Bibi invited Kerry to his break fast last night, but through a mistranslation Kerry arrived this morning for breakfast. He came to talk about Syria, but also about the peace talks that Palestinian Arabs demand be based on “the 1967 borders.” Here’s Arlene Kushner this week (Thu, 9/12/13, emailed newsletter, emphasis original) re Arabs and the Western world, led by its media, on that “1967 borders” expression, which grossly exaggerates the political significance of what had been expressly defined as being only [narrow to the point of being existentially perilous-to-Israel] 1949 military ceasefire lines:

Now, I ask you to consider very carefully what is described here, for this is the routine pattern of PA officials:  They do not take a stance. They take it again and again every few minutes.  How many times have you read about Abbas demanding that we return to the “’67 border.”?  It’s because he has said it perhaps ten thousand times that the world has absorbed this terminology as if it were truth.

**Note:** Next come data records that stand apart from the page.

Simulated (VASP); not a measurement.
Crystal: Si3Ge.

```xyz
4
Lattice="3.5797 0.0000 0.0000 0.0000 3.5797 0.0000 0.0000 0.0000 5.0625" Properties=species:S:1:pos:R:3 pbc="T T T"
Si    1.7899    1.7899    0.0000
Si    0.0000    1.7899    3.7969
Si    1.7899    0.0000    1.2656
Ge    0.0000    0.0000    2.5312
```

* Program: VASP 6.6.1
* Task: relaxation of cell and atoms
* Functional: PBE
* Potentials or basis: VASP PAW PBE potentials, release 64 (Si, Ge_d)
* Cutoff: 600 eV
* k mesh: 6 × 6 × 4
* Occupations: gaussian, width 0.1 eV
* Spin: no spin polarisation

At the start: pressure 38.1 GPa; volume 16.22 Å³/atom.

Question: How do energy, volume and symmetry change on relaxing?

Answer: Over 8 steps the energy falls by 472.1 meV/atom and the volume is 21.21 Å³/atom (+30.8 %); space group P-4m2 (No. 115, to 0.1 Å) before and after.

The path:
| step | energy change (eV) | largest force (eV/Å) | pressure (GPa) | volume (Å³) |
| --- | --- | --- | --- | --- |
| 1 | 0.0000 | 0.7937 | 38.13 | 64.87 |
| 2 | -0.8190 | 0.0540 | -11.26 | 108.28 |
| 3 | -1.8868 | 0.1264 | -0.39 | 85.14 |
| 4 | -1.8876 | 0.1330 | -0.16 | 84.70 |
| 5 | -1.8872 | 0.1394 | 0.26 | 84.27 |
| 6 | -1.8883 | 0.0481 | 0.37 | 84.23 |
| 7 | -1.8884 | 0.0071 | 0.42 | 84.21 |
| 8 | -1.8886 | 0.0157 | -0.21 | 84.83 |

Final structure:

Now, whom do we know in the media, for instance in our own hometown Philly Inquirer (“Inq”), who consistently uses this “1967 borders” expression?

*** Three times in her Inq “Worldview” column (Inq, Thu, 2/7/13, A19, “Bold Proposals for the Mideast,” emphasis added), the Inq’s foreign affairs columnist Trudy Rubin, a wordsmith by trade, referenced Israel’s “1967 border”:

* In paragraph 5, Ms. Rubin cited an Israeli pundit’s suggestion that she characterized as “meaning Israel accepts a Palestinian state, basically along the 1967 borders, minus certain Jewish settlement blocs, plus some piece of Jerusalem.”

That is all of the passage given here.